Australian policies in energy recovery

The Australian Environment Protection Authority (AEPA) recognized that the energy recovery through thermal processing of waste has the perspective to deliver favourable results for the public and the environment. In Australia, two main policy schemes are maintained in the national waste legislation. At the outset, the “Protection of the Environment Operations Act 1997 (POEO Act)” places the outline to make sure that human health and the environment are preserved from the unsuitable use of waste. In addition, the “Waste Avoidance and Resource Recovery Act 2001 (WARR Act)” works towards the promotion of the avoidance of waste generation. The entities of this Act are:

  1. a.

    To inspire the most effective use of resources and to lessen environmental damage correspondence to the ethics of sustainable development.

  2. b.

    To warrant that the resource management decisions are reflected alongside a pecking order of prevention of inessential resource consumption, resource recovery, and disposal.
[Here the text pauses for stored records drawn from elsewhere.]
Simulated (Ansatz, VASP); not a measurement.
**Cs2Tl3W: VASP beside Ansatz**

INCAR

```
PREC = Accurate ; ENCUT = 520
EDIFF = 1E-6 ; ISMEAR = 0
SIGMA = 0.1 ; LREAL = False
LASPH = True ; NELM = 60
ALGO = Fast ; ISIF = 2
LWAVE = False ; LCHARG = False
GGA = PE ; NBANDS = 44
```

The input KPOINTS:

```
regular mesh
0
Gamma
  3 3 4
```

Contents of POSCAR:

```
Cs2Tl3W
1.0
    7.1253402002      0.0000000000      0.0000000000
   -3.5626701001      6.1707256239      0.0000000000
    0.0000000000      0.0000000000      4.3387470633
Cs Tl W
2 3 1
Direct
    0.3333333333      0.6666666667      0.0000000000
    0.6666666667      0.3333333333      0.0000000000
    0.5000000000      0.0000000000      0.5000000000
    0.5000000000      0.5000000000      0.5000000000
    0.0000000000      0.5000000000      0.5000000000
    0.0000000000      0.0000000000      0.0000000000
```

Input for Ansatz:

The thermal treatment of waste offers a chance to regain the energy contained in the waste, counterbalance the consumption of non-renewable energy resources, and bypass the methane emission from the landfill. However, to guarantee emissions are lower than the levels that create a risk of danger or damage to the community, facilities suggesting energy recovery from waste are obliged to be aligned with the present global best practice methods, especially with regard to process design, emission control, and monitoring equipment design. The Australian Energy from Waste Policy Statement delineated an act along with this policy outline which refers to facilities in Australia suggesting to thermally treat waste for regaining embodied energy of the waste. The scope of the policy extends over all facilities dealing with the thermal treatment of any waste materials including combustion, thermal oxidation, thermal or plasma gasification and pyrolysis. However, as pyrolysis and gasification technologies can only process plastics, many local councils do not see major benefits in using them as they have to manage better waste sorting.

Policy involvements to decrease the usage of single-use plastic bags and Styrofoam products have been employed at the national level. The government has announced various policy gears such as prohibitions or economic motivations. Most of the states in Australia have excluded lightweight single-use plastic bags. From the beginning of 2018, some main supermarkets publicized that they will phase out lightweight plastic bags or offer bags but charge AUD 0.15 ($0.12) per bag.

Compared to countries such as Norway and Denmark with thermal energy from the waste rate of 700 and 500 kg of waste per capita, respectively, Australia stands in much lower step, with recovering energy from just 8 kg of waste per capita. Even though there is currently no large-scale energy from waste facilities dedicated to core wastes in Australia, generally speaking, the sustainability contour of energy recovery in Australia is promising also when plastics are thermally recycled at the correct circumstances; energy recovery tactics occur within governing limits. Overall, based on the existing prototype plants established in laboratory scale around different states and territories in Australia it has been found that the following features are helping to side-track most plastic waste from landfills and convert them into alternative forms of energy

  1. 1.

    Increasing industry involvement.

  2. 2.

    Proving the energy potential of used plastic.

  3. 3.

    Developing the infrastructure.

  4. 4.

    Commitment to energy recovery.

Above and beyond, the Australian Government supports the efforts of many industry associations, research centres and higher education organizations conducting energy recovery trials or actively working to validate the energy recovery prospects for plastics waste. Being committed to working with value chain partners, other influencers in the field are the key to increasing the viability and use of integrated end-of-life options in Australia.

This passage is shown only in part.